I'm pretty sure you can pick up a digital scanner for converting negs to jpegs for about £60-70.
Hi all
I have about uncounted 100 negatives in this format (type 122). Potentially a hundred years old, so not sure of their condition. They have been stored in Eastman negative albums.
Who would you trust to print from them or maybe convert to digital? Which option would be best?
Any company or individual you would recommend to look at them and judge whether worth going ahead and the doing the job?
As you can tell, I am clueless on this but would love to see the images.
Thanks in advance.
Foggy
Last edited by Foggy; 7th September 2017 at 20:58.
A few years ago I used a guy called Peter at this email address to convert around 100 old family 35mm slides to digital:
photocreations@live.co.uk
I was very happy with his service, the slides were only 45 years old so can't comment on how he would be with proper old ones but might be worth a ask?
Cheers..
Jase
I've used these folk in the past although not on very old negatives. A couple of years ago they rescued a ten year old exposed but unprocessed film from a camera my dad had forgotten about. They do image restoration work but best thing is to give them a call and explain what you are after, contact details are here.
http://www.peak-imaging.com/htmls/company_profile.html
regards
grant
I'd make sure you get someone who can scan the full dynamic range of the negative at a good high resolution.
Also either use uncompressed jpeg or better yet a 16bit uncompressed tiff format.
Thanks all
I will report back if I get anywhere with this and if there are any interesting images, share them.
Cheers
Foggy
My wife is a studio photographer and has all the equipment necessary to convert negatives to digital.

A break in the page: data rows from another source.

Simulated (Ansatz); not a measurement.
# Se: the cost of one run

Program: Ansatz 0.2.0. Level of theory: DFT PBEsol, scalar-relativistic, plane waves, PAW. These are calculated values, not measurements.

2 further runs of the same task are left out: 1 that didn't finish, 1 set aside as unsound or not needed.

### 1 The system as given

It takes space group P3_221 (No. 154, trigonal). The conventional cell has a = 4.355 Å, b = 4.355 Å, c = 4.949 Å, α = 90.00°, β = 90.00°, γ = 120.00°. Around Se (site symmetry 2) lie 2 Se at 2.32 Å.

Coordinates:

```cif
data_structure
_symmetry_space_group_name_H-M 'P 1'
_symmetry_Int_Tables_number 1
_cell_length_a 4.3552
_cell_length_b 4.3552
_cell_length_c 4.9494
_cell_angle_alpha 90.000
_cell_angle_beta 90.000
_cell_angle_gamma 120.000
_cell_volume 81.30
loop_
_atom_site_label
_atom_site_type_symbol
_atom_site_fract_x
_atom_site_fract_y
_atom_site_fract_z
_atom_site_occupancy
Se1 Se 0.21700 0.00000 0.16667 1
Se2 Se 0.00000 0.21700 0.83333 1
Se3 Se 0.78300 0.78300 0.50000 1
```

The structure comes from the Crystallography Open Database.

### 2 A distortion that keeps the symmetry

TZ rates will surely apply. PM if you'd like her to take a look.
🙂
This is the results from Max Spiellman, an old negative I found of my father and his baby brother, mother and sisters in the 1940's, it had been very badly stored.
I was charged a small amount, and had four 10X8's made of it, plus a cd copy and a 6X4 for less than £20.
They told me the blemishes and damage could be photoshopped by their expert for around £35.
If there's significant concern re loss or damage (whether in transit or while scanning) your best bet might be to pick up a pro quality flatbed (e.g. Epson v750), do them yourself, then resell. Just make sure the scanner still has its transport plugs and make sure the seller refits them for shipping :)
I bought a Canoscan flatbed photo scanner does negs, slides, pics etc. Unbelievable quality!